Jets RB Kevan Barlow is fighting the other young RB's for playing time. (Jets Insider.com Photo)
The Jets had hoped to find the successor to the injured Curtis Martin with the acquisition of Kevan Barlow but is the move just a quick fix for a franchise headed towards rebuilding? Barlow was traded by the San Francisco 49ers to the Jets for a fourth round draft pick back on Aug. 20. This of course was less than a week after the Jets had traded for and eventually voided the trade with the Cleveland Browns for Lee Suggs.
Barlow was originally drafted back in 2001 by the 49ers in the third round out of the University of Pittsburgh. Ironically, the same college that Curtis Martin attended. He started out as a backup to Garrison Hearst. During the 2003 season, Barlow rushed for a career high 1,024 yards and had a 5.1 yards per carry average. After Hearst was released following the 2003 season, Barlow was given the reins as the starting running back.
With the whole 49ers franchise rebuilding during the 2004 season, Barlow had trouble as the featured back. He rushed for only 822 yards in 15 games and the team suffered going only 2-14, tying a franchise worst. The team started to realize that Barlow might not be the answer at running back and drafted Frank Gore out of the University of Miami to serve as Barlow’s backup.
Barlow had been mentioned in the rumor mill to be headed toward the Jets, but was told by 49ers coach Mike Nolan a week before he was traded to not pay attention and that he wouldn’t be traded. Barlow summed it up best after the trade saying, “I guess things change in a week.”
Jets general manager Mike Tannenbaum said at the time of the acquisition that, “we have been impressed with Kevan’s production in both the running and passing game. We feel Kevan will complement our running back group, and he will come in and compete for playing time.”

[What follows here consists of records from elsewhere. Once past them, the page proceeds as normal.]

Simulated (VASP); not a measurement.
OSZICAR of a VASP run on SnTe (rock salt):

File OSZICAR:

49ers head coach Mike Nolan had said that, “this is a great opportunity for Kevan because of New York’s need at running back. Kevan has been committed to our program and done well. With the depth at running back we felt we could make this move.”
“Yesterday I was getting ready to play the Raiders and today I’m a Jet,” said Barlow after his first practice with the Jets. He has later since said that he has “felt like a Jet since I was traded for by (Eric) Mangini and Tannenbaum.” After his first practice, Barlow was given the next day off by head coach Eric Mangini to recover after a hectic 48 hours.
Barlow commented on not having enough practice with the Jets by saying that, “I’m going to have to get my work in practice, that’s where I’m going to have to try and get most of my work. As far as work that’s going to come throughout the season. You just have to learn on the move and just keep running and running, run on the ground.”
Barlow was set to replace the injured Martin who began the season on the physically unable to perform list with and injured knee. CuMart’s status for this season and beyond is still up in the air. He’s eligible to be activated after this week’s game against Miami. Barlow is a huge fan of Martin having grown up idolizing the league’s fourth all-time leading rusher. It remains to be seen how well Barlow will perform with the Jets, but Mangini likes what he has seen so far from Barlow.
Mangini remarked that some of the reasons why he liked Barlow was that fact that, “he is a bigger back, he catches the ball out of the backfield, and he’s got the ability to make people miss.” Mangini went further to add, that Barlow “adds depth and competition to the position.” That competition would continue for the rest of training camp and into the regular season opener against Tennessee.
After Barlow came into the game midway through the first quarter, it was clear that he was the main man. He became the starter in week 3. However since then, the emergence of rookie RB Leon Washington puts his status as the starter somewhat in jeopardy. Washington is coming off a 101 yard performance in Jacksonville and is averaging 4 yards per carry. Second year man, Cedric Houston had also been showing promise, averaging 4.2 yards per carry before injuring his knee last week.
Now after week 5 of the regular season, despite only 108 yards rushing with an average per carry of 2.9 yards, Barlow says he feels more confident about his new playbook and his new surroundings. “I’m coming along, things are starting to settle down.” He also admitted to being discombobulated at first, “my mind was spinning at first.” He now feels that things are going along well especially with the chance to “sit down and focus on the game plan,” now that he is comfortable with the team and playbook.
To start the season, the team’s run game suffered as Barlow had been learning the new offense. Mangini has assembled a running back team while waiting for one person to prove he can be the featured back. Barlow is not used to a running back by committee, but “will do whatever it takes to get a ‘W’.” He likes his new head coach Mangini, calling him a “passionate guy” and likes the overall presence of the Jets organization and is happy to be here. As each week progresses and Barlow feels ever more at home, the Jets will see that they made a good investment for the future and that he can handle the reigns of being the starting running back.
Barlow is now in his sixth NFL season. He is listed at 6-1, 234 pounds, and has played in 75 career games, with 31 starts, and has gained 3,722 yards on 928 carries. He has a 4.0 career rushing average and has scored 26 touchdowns. In 2005 he rushed for 581 yards on 176 carries. He totaled a season-high 101 yards on 26 carries vs. Tampa Bay (10-30) to mark his fifth career 100-yard game.
Barlow vows to work hard to improve his game and wants to be a integral cog in Mangini’s new Jets long into the future.